By Grace Lee Boggs Michigan Citizen, Feb. 2 5-March 3, 2007

The outrageous arrest in San Francisco this month of eight 50-70 year old men, believed to be former members of the Black Liberation Army, for the alleged killing of police officer John V. Young nearly three decades ago, provides movement activists with a unique opportunity to ask ourselves new questions and begin a new kind of organizing.

Should we continue to fight these cases individually and defensively, as in the decade-long struggle to free Mumia Abu-Jamal?

Or has the time come to launch an overall campaign to demand amnesty for Black militants incarcerated 20-40 years ago or now threatened with incarceration?

The main goals of such a campaign would be to (1) restore to the community activists who have been incarcerated or are now threatened with incarceration, and (2) bring an end to the relentless cycle of violence and incarceration that has devastated black families and the black community over the last forty years.

An overall Amnesty campaign could

* give everyone, and especially a younger generation of activists, a deeper understanding of the horrific violence of the 1960s when millions of Vietnamese and tens of thousands of U.S. men and women were killed in southeast Asia, while here at home, John F. Kennedy, Medgar Evers, Malcolm X, Martin Luther King Jr., Robert Kennedy (to name only the most famous) were gunned down.

* remind us of the profound implications of this statement in MLK’s 1967 anti-Vietnam speech: “I could never raise my voice against the violence of the oppressed in the ghettos without having first spoken clearly to the greatest purveyor of violence in the world today – my own government.”

* initiate a discussion about the role of violence in past, present and future struggles. For example, did adopting “Meet violence with violence” as a general strategy by the black movement (and the Weathermen) and reducing Malcolm X’s legacy to “ by any means necessary” weaken the movement by making it much easier for the police and Cointelpro to infiltrate movement organizations with agents-provocateurs to instigate acts of violence and sow distrust between comrades,

*launch local programs of Restorative Justice or Truth and Reconciliation to re-integrate those who have been incarcerated into the community and to keep young people now accused or convicted of anti-social acts in the community instead of being sent off to prison.
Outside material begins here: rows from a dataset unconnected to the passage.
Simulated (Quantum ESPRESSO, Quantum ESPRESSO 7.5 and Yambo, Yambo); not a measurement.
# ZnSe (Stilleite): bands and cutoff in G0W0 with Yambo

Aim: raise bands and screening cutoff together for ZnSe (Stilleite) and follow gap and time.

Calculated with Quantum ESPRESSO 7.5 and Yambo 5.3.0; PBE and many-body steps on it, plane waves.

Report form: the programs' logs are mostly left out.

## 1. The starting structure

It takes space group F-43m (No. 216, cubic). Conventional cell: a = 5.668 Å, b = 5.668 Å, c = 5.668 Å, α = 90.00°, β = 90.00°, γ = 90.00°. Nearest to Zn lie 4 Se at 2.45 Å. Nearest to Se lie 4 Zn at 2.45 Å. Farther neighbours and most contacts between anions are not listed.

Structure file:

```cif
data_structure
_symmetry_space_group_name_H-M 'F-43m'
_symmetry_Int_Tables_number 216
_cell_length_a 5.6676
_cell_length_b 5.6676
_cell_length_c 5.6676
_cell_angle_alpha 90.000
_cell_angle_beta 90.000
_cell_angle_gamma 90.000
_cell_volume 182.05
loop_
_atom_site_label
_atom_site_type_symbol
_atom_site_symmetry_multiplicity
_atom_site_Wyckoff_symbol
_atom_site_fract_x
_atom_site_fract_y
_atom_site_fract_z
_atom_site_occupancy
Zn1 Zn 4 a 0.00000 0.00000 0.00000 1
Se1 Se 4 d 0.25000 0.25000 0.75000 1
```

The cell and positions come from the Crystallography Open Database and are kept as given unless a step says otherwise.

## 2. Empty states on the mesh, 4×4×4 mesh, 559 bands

Restorative Justice, as contrasted with Retributive or Punitive Justice, is a process of individual and community self-criticism and transformation that provides a way for individuals who have committed anti-social acts to regain their place in the community, while also enabling the community to evaluate the role that its actions or inactions played in facilitating the anti-social acts. Thus, instead of sending some one who commits an anti-social act to prison, a group of community people is set up to meet with the individual for a process of mutual evaluation, ending with proposals for actions to transform both the individual and the community. Through this process both the individual and the community are “restored.”

One of the reasons why the black community has not been able to play a more meaningful role in the present crisis is that it is difficult for any group to move ahead without a recognition of the contradictions that have developed in the course of past struggles.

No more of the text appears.